Wednesday, March 30, 2011

Domestic Violence is So Mainstream

Have you heard the new song "Many of Horror" by Biffy Clyro?

Have you even heard of Biffy Clyro?

If not, I don't blame you. I only recently became aware of this Scottish band, and that was due solely to AltNation on XM radio. Upon hearing this song, I just sort of rolled my eyes because their general feel gave me a way too strong Nickleback or Daughtry vibe. Blech.

Upon actually listening to the lyrics, I was a bit worried. Here's the opening and the beginning of the refrain:

You say "I love you boy"
But I know you lie.
I trust you all the same
And I don't know why.

'Cause when my back is turned,
My bruises shine.
Our broken fairytale,
So hard to hide.

I still believe,
It's you and me
till the end of time.

When we collide we come together,
If we don't, we'll always be apart.
I'll take a bruise I know you're worth it.
When you hit me, hit me hard.

Those are some pretty disturbing lyrics to me. I'm trying to find a way to view them that doesn't invoke images of domestic violence, but it's really hard. It seems to capitalize on the myth that violence perpetrated against men by women is no big deal. I mean, he'll take the bruise, he knows she's worth it.


If we imagined that lyric sang by a woman instead of a man, most people would be deeply disturbed. Fact of the matter is that we have got to take a stand against all forms of violence. Excusing a woman who batters a man is not only incredibly dangerous for all men, but it also perpetuates stereotypes about what it means to be a "real" man and the idea that women are weak, defenseless little things. Yes, we all know men are, on average, physically larger and strong than women. But does that mean that protections against violence should only be extended to women?


Unfortunately, if the popularity of Nickleback and Daughtry are any indication of the public's tendency embrace shitty rock ballads, Biffy Clyro isn't going anywhere, regardless of their DV message or not. I guess I'll just be a one woman protest by turning the dial when this tripe comes on.


  1. To be fair, this is what the band says the song is about, but I don't buy it...

    "Lyrically it's about being so madly in love that you can't live without someone, yet you clearly just want to kill each other sometimes. The good and bad sides of being in love," he explained to one interviewer, before telling another "the whole record is kind of about my whole relationship with my wife and family."

  2. Hi, I found this post because I love the song and only just properly listened to the whole lyric and realised it had a possible domestic violence interpretation, and Googled it for other people's reaction to that.

    I have to say, I find your response to the song overly simplistic and literal.

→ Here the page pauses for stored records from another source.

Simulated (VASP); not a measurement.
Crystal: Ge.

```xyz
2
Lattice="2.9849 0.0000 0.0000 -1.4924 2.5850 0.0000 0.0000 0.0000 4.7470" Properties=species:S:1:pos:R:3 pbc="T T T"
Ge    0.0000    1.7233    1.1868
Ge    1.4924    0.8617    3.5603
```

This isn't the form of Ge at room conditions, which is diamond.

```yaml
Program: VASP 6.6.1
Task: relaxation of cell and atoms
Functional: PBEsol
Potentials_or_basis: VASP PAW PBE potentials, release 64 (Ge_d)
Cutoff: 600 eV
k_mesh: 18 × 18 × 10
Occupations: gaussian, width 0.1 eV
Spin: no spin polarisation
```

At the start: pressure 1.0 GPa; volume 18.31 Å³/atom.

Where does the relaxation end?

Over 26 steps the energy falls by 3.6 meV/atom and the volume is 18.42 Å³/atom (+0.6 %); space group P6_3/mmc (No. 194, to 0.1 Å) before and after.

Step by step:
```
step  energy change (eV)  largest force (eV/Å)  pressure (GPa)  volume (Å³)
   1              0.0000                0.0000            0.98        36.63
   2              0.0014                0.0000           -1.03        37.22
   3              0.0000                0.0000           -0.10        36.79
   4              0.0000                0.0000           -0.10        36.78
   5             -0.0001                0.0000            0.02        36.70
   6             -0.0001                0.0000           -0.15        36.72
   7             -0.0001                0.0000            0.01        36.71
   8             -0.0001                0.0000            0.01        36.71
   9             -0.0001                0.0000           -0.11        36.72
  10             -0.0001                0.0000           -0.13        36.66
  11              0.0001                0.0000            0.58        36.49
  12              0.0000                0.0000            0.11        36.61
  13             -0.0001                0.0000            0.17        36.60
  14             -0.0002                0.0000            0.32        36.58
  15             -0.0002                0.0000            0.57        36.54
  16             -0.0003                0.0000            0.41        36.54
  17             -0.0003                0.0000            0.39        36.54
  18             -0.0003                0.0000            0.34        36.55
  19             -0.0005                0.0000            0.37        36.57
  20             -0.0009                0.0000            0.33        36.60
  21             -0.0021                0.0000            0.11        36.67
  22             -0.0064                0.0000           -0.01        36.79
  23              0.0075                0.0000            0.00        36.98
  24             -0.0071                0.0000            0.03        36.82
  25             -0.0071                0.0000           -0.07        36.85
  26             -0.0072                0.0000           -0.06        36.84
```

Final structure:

    First of all, I actually thought the song is perhaps intended to be sung from the woman's point of view; interpreting the first line as "You say, 'I love you', boy", as opposed to "You say, 'I love you, boy'", flips the perspective of the entire song. But regardless of who the abused party is, I don't see why telling the sad story of a damaging relationship from which one party really should walk away but can't bring themselves to because they are trapped by their own feelings should necessarily be seen as excusing or condoning the abusive behaviour, or saying that such as situation is OK. The fact is that this stuff happens, all too commonly, and a piece of art which offers a window into such a relationship - which is how I have come to see the song - should not be automatically assumed to be condoning it. Whether or not the song is sung from a male or female perspective, it is not necessarily sung from the perspective of the singer's own reality, and when lines appear to contain implicit value judgements such as "I'll take a bruise, I know you're worth it" they should not be attributed to the song or the singer. Again, this stuff does happen in real life, so there are evidently people in abusive relationships that do take that view of their partners, and in my view that makes it a valid line.

    Secondly, it's entirely possible that the bruises and "hitting" are intended to be taken metaphorically. That's common in lyrics, and this reading tallies with the writer's stated intentions for the meaning of the song.